Making A Model
September 23, 2019
This year at HHS, a new club has been made. No it’s not the returning chess club or Bruce coming back to do Nerd Herd, though it would be nice, this club is the Model Kit Club. Originally called the Gunpla Club, for what the main models (Gundams) are called, it was created for us lovers of doing model kits. The main purpose of this club is for the members to show their skills of making a model, doing wacky or cool poses with them, and if they ever wanted to, a personal custom version of the kit.
The Model Kit Club has very few members. They’re currently at 6 student members and Ms. Wolfe, another member of our club. Samuel Mansi, our club leader, created this club with Mr. Douglass who has helped set this up for him and the rest of us alike. Samuel originally made the club for veterans of model kit builders to help him and give tips. He didn’t expect it to be as somewhat big as it is.
The club meets every Thursday in the library. They get their models out, get their tools too, and start building. Samuel and his mother have helped out the club by getting the main tools, the clippers or nippers, and some tools to help them steadily place the dreaded stickers. One member of our club, Alex Hall, is very much a veteran of this. He has built a number of models and his house has at the very least 2 rooms full of Gundams.
“Even though the club meets on Thursdays, we can still work on our models as long as we ask Mr. Douglass” Samuel has said. It is nice working on a kit every once in awhile, but when you’re tight on time it does get kinda frustrating. For a beginner, like many people of the school, a model could take up to three or four hours to complete. For Alex Hall, it could take him one or two hours.

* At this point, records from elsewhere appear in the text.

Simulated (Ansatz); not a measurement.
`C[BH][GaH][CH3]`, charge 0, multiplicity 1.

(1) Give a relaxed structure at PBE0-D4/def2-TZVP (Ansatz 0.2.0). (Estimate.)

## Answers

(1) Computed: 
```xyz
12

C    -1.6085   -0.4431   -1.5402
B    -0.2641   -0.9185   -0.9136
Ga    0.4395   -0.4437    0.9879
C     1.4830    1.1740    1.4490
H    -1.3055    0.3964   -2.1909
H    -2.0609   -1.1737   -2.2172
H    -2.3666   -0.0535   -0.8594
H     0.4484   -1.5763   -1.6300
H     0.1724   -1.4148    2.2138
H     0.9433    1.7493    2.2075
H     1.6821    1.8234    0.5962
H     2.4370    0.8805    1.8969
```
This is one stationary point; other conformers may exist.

There are many versions of a kit as mentioned above with the High Grade or HG. There’s SD or Super Deformed, HG or High Grade, RG or Real Grade, MG or Master Grade, and PG or Perfect Grade. Each size variant differs with detail, complexity, and of course size. The hardest but most beautiful ones are PGs. You have a lot of articulation in these ones of course a lot of time is needed. MGs are a little smaller than a PG, but they are still very detailed. Everything below gets smaller and lose a bit of very small details, but they are fun to pose and/or customize.